The best explanation for why I picked up a wine from Lebanon is . . . because it was there. I was browsing the aisles in a local wine shop looking for something different when I saw a collection of Lebanese wines, most made with familiar grapes such as Cabernet Sauvignon and Syrah. This deserved further investigation.
Lebanon actually has some of the oldest wine producing areas in the world, although its modern wine industry didn’t evolve until the middle of the 19th century. It’s main wine growing area is the Bekaa Valley, which contains an ancient Greek Temple of Bacchus that dates from the second century (pictured below). Bacchus, you may recall, is the Greek god of wine and ecstasy – a promising sign.

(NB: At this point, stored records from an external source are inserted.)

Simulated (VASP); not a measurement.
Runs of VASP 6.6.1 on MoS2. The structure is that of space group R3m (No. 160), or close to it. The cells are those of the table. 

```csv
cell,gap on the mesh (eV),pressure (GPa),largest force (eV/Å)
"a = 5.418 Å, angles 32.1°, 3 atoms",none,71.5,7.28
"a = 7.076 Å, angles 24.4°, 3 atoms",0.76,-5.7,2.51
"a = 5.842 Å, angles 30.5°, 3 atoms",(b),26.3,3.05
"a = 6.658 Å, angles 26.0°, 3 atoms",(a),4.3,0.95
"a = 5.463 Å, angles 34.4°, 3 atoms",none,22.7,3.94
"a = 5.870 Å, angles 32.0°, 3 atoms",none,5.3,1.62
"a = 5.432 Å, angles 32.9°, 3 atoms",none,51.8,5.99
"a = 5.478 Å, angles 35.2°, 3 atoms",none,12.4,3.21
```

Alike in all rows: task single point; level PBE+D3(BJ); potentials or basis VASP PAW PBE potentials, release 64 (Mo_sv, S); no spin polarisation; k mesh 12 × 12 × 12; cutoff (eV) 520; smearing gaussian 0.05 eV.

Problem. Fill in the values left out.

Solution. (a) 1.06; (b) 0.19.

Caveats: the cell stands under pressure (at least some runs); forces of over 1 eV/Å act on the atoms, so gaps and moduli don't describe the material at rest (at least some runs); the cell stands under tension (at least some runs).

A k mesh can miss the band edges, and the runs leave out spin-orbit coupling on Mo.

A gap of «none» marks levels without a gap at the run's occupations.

- The Ottoman Empire conquered the area that is now Lebanon in the 16th century and banned winemaking other than for religious purposes. Some Jesuit missionaries used that loophole to found Chateau Ksara in 1857, using grape varieties and production techniques from French Algeria. Chateau Ksara, now in private hands, marked the beginning of the modern Lebanese wine industry and remains Lebanon’s largest winemaker, accounting for one-third of the country’s production.
- The French influence is still pervasive. France governed Lebanon between the world wars, and several prominent Bordeaux producers have invested there.
- Although Lebanon has been involved in various wars since 1975, the wine industry manages to persevere. The country has plenty of sunshine, suitable terroir and some dedicated winemakers.
Our wine of the week is the 2019 IXSIR “Altitudes” Rosé ($16 retail). This is a Provence-style rosé made from 40 percent Syrah, 40 percent Cinsault and 20 percent Caladoc (a cross of Grenache and Malbec). This is a salmon-colored wine with aromas of strawberry, watermelon and a hint of citrus. It’s a medium-bodied wine with moderate acidity, light but sandy tannins and notes of red fruit. Overall, it’s a pleasant wine that was a little outside the ordinary, which accounts for a split decision from the Wine Concepts judges; one found it undistinguished, put her glass down after several sips and moved on the next wine, while the other found it interesting and pleasant. If you like Provence rosés, it's worth a try.
- IXSIR is a modern, world-class winery located in northern Lebanon, in the Batroun district. Its vineyards are above 5,000 feet, among the highest in the northern hemisphere, which provides cool evenings necessary for preserving the wine’s acidity.
If you're interested in exploring, Lebanon has a number of other excellent wineries. Those include:
- Chateau Musar (the most prestigious but most quirky – people love it or hate it);
- Chateau Ksara (the oldest and largest); and
- Chateau Kefraya (founded in 1979, the country’s second largest producer).